One of the cool things about growing up in Southeast Michigan is the exposure to the assorted cultures brought to that region by the many immigrant families who originated from the Middle East. Not only did that cultural proximity enable me to casually learn enough Arabic to order a footlong chicken sub with no tomatoes at a Lebanese-owned Subway by the time I was in college, it also left me well-versed in pita bread, which my friend’s parents used to serve with kafta, fattoush and hummus whenever he was crushing me in Street Fighter II Tournament Edition.
In fact, even though I’m now decades removed from those days, I’m still incapable of purchasing Sabra Hummus at the grocery store without feeling a niggling pang of guilt for not purchasing pita bread alongside it.
Enough about pita bread. How about pita chips? Are they healthy?
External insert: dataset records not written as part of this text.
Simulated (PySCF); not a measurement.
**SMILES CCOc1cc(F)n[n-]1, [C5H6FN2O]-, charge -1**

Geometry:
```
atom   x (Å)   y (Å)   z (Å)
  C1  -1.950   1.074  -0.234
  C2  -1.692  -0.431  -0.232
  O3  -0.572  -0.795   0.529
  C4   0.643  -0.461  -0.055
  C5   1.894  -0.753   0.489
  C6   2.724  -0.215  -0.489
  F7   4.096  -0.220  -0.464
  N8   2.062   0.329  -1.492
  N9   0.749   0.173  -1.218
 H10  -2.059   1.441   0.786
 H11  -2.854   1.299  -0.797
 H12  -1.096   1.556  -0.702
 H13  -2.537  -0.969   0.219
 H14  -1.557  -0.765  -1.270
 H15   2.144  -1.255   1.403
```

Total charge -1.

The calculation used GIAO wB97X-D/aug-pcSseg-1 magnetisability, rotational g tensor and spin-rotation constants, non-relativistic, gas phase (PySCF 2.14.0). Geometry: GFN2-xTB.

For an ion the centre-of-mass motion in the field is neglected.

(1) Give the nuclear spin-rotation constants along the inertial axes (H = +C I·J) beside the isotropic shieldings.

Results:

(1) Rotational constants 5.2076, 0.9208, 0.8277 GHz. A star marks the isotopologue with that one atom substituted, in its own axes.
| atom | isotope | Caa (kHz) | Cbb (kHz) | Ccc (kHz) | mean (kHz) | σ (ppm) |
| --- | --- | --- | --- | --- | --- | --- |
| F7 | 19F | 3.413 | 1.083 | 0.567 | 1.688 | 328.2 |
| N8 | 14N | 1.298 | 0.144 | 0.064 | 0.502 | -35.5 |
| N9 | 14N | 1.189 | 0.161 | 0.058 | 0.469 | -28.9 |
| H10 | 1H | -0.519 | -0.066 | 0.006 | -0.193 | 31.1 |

You’re asking a loaded question that’s set at least a mile past the line we need to start from if we want to get to the heart of the matter. So, much to your chagrin, let’s bring things back to pita bread. Namely: Is it healthy? The answer: Certainly not if you eat it the way I do.
If you eat one pita of average size, you’re usually eating a bread item containing about 150 calories. So if you’re planning to fashion that pita bread as a trap to ensnare some slices of deli meat with lettuce and a few benign vegetables, it’s certainly of no grave dietary consequences. In my case, however, I tear that pita bread to shreds, scoop up the hummus with it, stuff it into my gaping maw and repeat that sloppy process until all of the pita bread or the hummus has disappeared. And heaven forbid that the pita bread disappears first, because then I’m going to walk to the local co-op market and purchase another bag of it from the baked goods section.
Basically, I’ll devour 600 to 800 calories of pita bread in 15 minutes simply by using it to scoop up another 700 calories worth of hummus — and that’s just a mid-Saturday snack! The point is, pita bread can be downright deadly to your diet depending on the foods you select to convey with it, and also if you’re like me and lack even one iota of self-control.
Got it. But I’m still gonna ask it again: Where does this place pita chips on the healthy-to-unhealthy spectrum?
We’ve already discussed why you should be wary of pita bread in a snackable form. Well, pita chips are pita bread that’s been either baked or fried in oil, often with herbs and seasonings added to it, along with a touch more salt. Because pita bread is usually fortified, it generally administers a respectable dose of iron, manganese and B vitamins to your body (e.g., thiamine and niacin). However, you destroy much of the vitamin content of the pita bread by frying it, so if you’re into preserving micronutrient content, you should strive to consume ordinary pita bread, or search for baked variations of pita chips.
If you can limit yourself to one serving of pita chips at a time while prohibiting yourself from dunking those chips into foods that you might find addictive, then the pita chips could hardly be considered unhealthy. But if you consume them in a custom that results in an entire bag disappearing in the space of 30 minutes or less, now you’ve stuffed nearly 1,000 calories worth of chips into your body (to say nothing of what you might be using them to sop up).
It sounds like pita chips are as healthy as I decide to make them.
Or as healthy as your self-restraint level enables you to be.
A man’s got to know his limitations. Unfortunately, I surpass those limitations every time I’m within arm’s reach of any form of pita bread and a bowl of hummus. If you consume pita chips individually with something healthy, there’s no cause for alarm. If you wolf them down like Cracker Jacks at a baseball game, then they’re no better than another Michigan staple — Better Made potato chips.